RuntimeError: Could not retrieve the provided worker specification from the Dask cluster object. Please report this as a bug.

mczurylo · May 9, 2023, 9:21am

Hello @oguz.guzel,

welcome to the forum! Maybe @vpadulan could take a look at this?

Cheers,
Marta

vpadulan · May 9, 2023, 1:28pm

Dear @oguz.guzel ,
Thank you for reporting this! This is one of those errors I was waiting for, as it links directly to the dask API and it should not happen. So I would need some more information from your side:

Versions of all the packages you are using (ROOT, dask, distributed)
Platform and compiler
A code example of what you are doing, especially including the dask related setup (e.g. where you are creating LocalCluster, SSHCluster, HTCondorCluster or any other type of dask cluster).

Cheers,
Vincenzo

oguz.guzel · May 9, 2023, 2:44pm

Dear @vpadulan,
Thanks for your reply ! We’re working on lxplus with LGC103, (packages listed here). Basically, it has

ROOT 6.28/00, dask and distributed version 2022.6.1 and python 3.9.12.

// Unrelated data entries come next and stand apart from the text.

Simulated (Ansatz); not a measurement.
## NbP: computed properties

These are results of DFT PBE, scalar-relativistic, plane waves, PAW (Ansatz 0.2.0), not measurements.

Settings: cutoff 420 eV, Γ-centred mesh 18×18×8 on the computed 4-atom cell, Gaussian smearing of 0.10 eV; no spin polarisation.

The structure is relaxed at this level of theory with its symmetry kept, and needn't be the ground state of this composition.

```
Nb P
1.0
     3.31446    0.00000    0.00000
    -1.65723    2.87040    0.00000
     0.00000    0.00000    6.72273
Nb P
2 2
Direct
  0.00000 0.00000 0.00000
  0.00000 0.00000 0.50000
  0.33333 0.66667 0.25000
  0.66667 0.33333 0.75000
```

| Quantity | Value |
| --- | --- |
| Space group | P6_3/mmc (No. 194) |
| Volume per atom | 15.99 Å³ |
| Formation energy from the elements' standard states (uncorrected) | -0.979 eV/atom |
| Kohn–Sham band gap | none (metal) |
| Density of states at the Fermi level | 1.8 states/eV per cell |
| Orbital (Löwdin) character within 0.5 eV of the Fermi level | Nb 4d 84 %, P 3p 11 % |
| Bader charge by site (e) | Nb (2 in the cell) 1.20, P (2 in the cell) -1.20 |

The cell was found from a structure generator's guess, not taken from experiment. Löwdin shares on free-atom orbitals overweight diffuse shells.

A piece of code from the bamboo library is as follows,

RDataFrame = root.ROOT.RDF.Experimental.Distributed.Dask.RDataFrame
self.distDF = RDataFrame(self._tree, daskclient=daskclient, npartitions=nPartitions)

from here , and

from dask_jobqueue import HTCondorCluster
cluster = HTCondorCluster(log_directory=log_dir)

from here.
Hope these help. Please let me know if you need further information.

vpadulan · May 9, 2023, 3:24pm

I can’t really understand this line. How can you setup the connection to the cluster without referring to some specification of the jobs? i.e. core count, RAM, disk etc. like in a traditional HTCondor job description file?

oguz.guzel · May 9, 2023, 7:02pm

I forgot to add, yes. We use a configuration file for dask, i.e.

# jobqueue.yaml file
jobqueue:
  htcondor:
    processes: 1
    cores: 4
    memory: 3GiB
    disk: 1GiB
    extra:
      - '--worker-port 10000:10100'
    scheduler_options:
      port: 8786
    job-extra:
      +JobFlavour: '"longlunch"'
      should_transfer_files: Yes
      when_to_transfer_output: ON_EXIT
      getenv: True

Abhisek_Datta · May 13, 2023, 5:26pm

Hi,

I was also following this since I am also getting this error.
@vpadulan do you have any further insights on this?

Thanks a lot for your help,
Abhisek

vpadulan · May 15, 2023, 8:08am

Hi,

The problem appears when trying to retrieve a sensible default amount of dataset chunks for the RDataFrame distributed execution. This default is computed by retrieving the “expected” amount of cores the cluster will have available. Unfortunately, the dask interface is quite lacking in this regard. Namely, for simple cluster deployments (e.g. LocalCluster on a single node), it is enough to call client.ncores(). For anything more complex, the only public API available is the worker specification held by the cluster object in cluster.worker_spec.

In the case of HTCondorCluster, if one writes

c = HTCondorCluster(n_workers=1, cores=1, memory="2GiB", disk="1GiB")

or similar, then the c object will present a worker_spec attribute like

{'HTCondorCluster-0': {
  'cls': <class 'dask_jobqueue.htcondor.HTCondorJob'>,
  'options': {
    'cores': 1, 'memory': '2GiB', 'disk': '1GiB', 'config_name': 'htcondor',
    'interface': None, 'protocol': None, 'security': None
}}}

which will allow to compute the “expected” number of cores.

It seems that in the case of using a yaml file, this interface is completely broken. In fact, I placed the jobqueue.yaml file you provided on my machine and then I get an empty dictionary for the worker_spec attribute.

Bottom line, I have to find a more resilient way of retrieving the “expected” amount of cores from the cluster, because the dask API won’t help me much there (as discussed here).

Possible workaround:

Meanwhile, is it perhaps possible that you write the HTCondor configuration in the call to HTCondorCluster directly?

Cheers,
Vincenzo

oguz.guzel · May 26, 2023, 2:25pm

Hi, we confirm that the workaround you proposed solves our issue Thanks

oguz.guzel · May 30, 2023, 1:06pm

Approximately when do you think you can provide a solution for that issue ? Just to know.

eguiraud · June 5, 2023, 3:12pm

Let’s ping @vpadulan

vpadulan · June 5, 2023, 8:26pm

Hi @oguz.guzel,

I would say this should be fixed for next ROOT release 6.30, before the end of this year.

Cheers,
Vincenzo

oguz.guzel · June 6, 2023, 7:11am

Hi, thanks a lot !

system · June 20, 2023, 7:12am

This topic was automatically closed 14 days after the last reply. New replies are no longer allowed.